Yesterday, for the seventh time since the start of the year, a US warship sailed through the Taiwan Strait. The transit by the Arleigh Burke-class guided-missile destroyer USS Russell took place on the 31st anniversary of the Tiananmen Square crackdown, when thousands of Chinese students were killed for demanding democracy and freedom in China.
For its part, China is currently conducting exercises in the area, with amphibious landing operations in a rehearsal of a possible invasion of Taiwan.
The European Union has also criticised China’s new legislation, but has distanced itself from Trump's decision to put economic and financial pressure on China.
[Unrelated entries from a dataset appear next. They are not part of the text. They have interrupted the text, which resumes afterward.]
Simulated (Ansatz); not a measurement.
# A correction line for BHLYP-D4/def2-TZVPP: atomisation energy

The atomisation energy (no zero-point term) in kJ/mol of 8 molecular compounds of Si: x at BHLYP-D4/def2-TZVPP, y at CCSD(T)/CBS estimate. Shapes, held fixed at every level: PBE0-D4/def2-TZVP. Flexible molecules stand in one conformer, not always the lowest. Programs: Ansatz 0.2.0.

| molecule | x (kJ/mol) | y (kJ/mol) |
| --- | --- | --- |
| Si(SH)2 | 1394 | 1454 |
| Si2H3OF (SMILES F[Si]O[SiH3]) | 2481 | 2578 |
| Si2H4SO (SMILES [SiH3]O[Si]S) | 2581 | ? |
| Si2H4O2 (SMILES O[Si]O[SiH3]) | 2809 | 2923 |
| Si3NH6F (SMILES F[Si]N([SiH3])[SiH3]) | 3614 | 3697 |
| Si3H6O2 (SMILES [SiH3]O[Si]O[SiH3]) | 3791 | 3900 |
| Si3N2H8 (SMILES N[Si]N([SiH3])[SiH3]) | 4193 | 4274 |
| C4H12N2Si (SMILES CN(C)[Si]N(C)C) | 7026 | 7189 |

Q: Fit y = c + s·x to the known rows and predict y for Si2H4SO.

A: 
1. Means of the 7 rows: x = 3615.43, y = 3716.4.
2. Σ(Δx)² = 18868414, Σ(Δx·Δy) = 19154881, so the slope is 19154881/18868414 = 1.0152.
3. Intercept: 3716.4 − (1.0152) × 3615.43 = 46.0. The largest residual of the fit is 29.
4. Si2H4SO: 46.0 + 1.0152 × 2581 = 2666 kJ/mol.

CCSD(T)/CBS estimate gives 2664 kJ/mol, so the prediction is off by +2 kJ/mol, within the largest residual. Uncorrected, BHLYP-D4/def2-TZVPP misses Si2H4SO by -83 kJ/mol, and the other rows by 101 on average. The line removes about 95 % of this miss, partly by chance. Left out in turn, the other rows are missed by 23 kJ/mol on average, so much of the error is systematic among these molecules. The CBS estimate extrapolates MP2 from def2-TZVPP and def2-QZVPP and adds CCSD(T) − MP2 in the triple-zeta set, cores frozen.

Meanwhile, to curb China's geopolitical aims, about 18 Western lawmakers have set up a transnational group from the United States, Europe, Australia, Canada and Japan to plan actions against Beijing’s growing strength.
In Asia itself, some countries are also increasingly concerned about China’s activism. In an op-ed in Foreign Affairs, Singapore Prime Minister Lee Hsien Loong notes that the US presence in the Asia-Pacific region is vital, and that China will not be able to weaken the US in Southeast Asia.
In doing so, Lee is following in the footsteps of his predecessor and father, the late Lee Kwan Yew, prime minister and founder of the city-state, who insisted that China's power must be counterbalanced and that only the US could do so.
In another reversal for China, the Philippines on Wednesday scrapped its earlier decision to end a 20-year military deal with the United States. Together with Vietnam, Malaysia, Brunei, Taiwan, the Philippines is opposed to China’s territorial claims in the South China Sea.
Indonesia, which has tried to steer clear of any row with China in regional disputes, has also taken a stand against Beijing. In an official note sent to the United Nations in late May, Jakarta takes the view that China’s Nine-Dash line, that is its historic demarcation in the sea, has no legal basis and violates the UN Convention on the law of the sea.